The arrival of the Internet has been the biggest driver in the transformation of the consignment store. Instead of serving a local market with clothes and accessories acquired locally, the 21st-century shop sells online nationally with items that come from consignors from just about anywhere.
The trend toward "gently used" – spurred perhaps by postrecession frugality – is so strong that stores can now even specialize in, say, evening wear or men's upscale clothing. Because shoppers and even consignors – the people supplying their used clothing for sale – can interact online, the process is far easier and more inviting.
The result is that consignment shops are beginning to experiment with new kinds of promotions that mimic the come-ons from regular retailers. For example, this month Christabelle's Closet, an online consignment boutique based in New York, is debuting a rewards program for loyal shoppers that includes a free gift with each purchase as well as discount coupons every other month. Consignors also have a loyalty incentive: The more they sell to Christabelle's, the bigger the share of the profit they get from each sale. (Typically, consignors are paid a share of the price their item sells for.)
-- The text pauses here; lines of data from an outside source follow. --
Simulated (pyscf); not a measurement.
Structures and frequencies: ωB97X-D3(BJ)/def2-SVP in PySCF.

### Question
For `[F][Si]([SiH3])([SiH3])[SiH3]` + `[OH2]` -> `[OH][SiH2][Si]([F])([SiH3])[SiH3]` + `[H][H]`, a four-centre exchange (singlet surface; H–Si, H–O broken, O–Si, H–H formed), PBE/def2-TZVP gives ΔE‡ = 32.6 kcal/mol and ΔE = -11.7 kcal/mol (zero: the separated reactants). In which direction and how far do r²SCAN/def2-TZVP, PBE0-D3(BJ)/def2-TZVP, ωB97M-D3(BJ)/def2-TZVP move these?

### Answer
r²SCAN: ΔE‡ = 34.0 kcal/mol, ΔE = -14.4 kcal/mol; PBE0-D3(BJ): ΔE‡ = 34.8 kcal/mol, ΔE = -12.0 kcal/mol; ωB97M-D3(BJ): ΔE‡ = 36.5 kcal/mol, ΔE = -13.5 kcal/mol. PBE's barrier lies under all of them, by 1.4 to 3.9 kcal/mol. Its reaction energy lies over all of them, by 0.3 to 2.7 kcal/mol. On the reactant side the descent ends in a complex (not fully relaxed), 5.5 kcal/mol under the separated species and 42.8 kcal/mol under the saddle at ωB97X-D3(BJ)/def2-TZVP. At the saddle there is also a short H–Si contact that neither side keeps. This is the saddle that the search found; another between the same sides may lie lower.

"We do our best to earn the love and respect of our members – both shoppers and consignors," says Christina Carathanassis, who launched the consignment store in 2004. "This sliding scale not only benefits the consignor with extra income, but also offers motivation to actually clean out their closets and purge items that are no longer needed."
Linda's Stuff, the largest consignment store on eBay, is borrowing another page from the retailers' playbook. The Horsham, Pa., store, which specializes in designer clothing and accessories, offers free pickup on items to be consigned no matter where they're located in the United States. The store also has a referral program: $15 for each friend shoppers refer. The retailer also offers free shipping on select merchandise.